Two election polls can be wildly different without either necessarily being at fault. Critics still cite a Newsweek survey in late October, 1996 which found a 23 percentage point lead for Bill Clinton over Bob Dole. Barely a week later, Clinton won by only 8 percentage points. At the other end of the spectrum, the Battleground tracking poll was within 0.5 percent of the final vote. Both survey organizations used legitimate professional polling methodology.
This year, history may be repeating itself. One of the most widely discussed polls of the tight 2000 campaign season was a September 14-15 Newsweek poll of 580 likely voters which gave Al Gore a 14 point lead over his rival George W. Bush. No other contemporaneous poll found a gap of this magnitude. A scant week later, the same Newsweek poll showed only a 2 point lead for Gore, a finding within the margin of error that was consistent with other trackings.

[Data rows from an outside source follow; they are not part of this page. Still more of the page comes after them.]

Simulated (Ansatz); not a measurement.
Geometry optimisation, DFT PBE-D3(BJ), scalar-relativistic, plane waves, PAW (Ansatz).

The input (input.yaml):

Commentators were quick to ask what went wrong with the first Newsweek poll. Yet the answer could well be nothing or, conversely, any number of things. The result could have been presciently correct, a valid portrait of the September electorate. Or there may have been unintended problems in the design or execution of the poll, such as subtle bias in the selection of the sample. Even the use of scientific sampling techniques cannot ensure that the correct population was surveyed.
A strong possibility is that the result was in fact an innocent anomaly produced by chance, even with a perfectly designed and executed survey. But to understand that prospect, we need to grasp just what is meant when a poll result is said to be accurate with a such-and-such margin of error at such-and-such confidence level.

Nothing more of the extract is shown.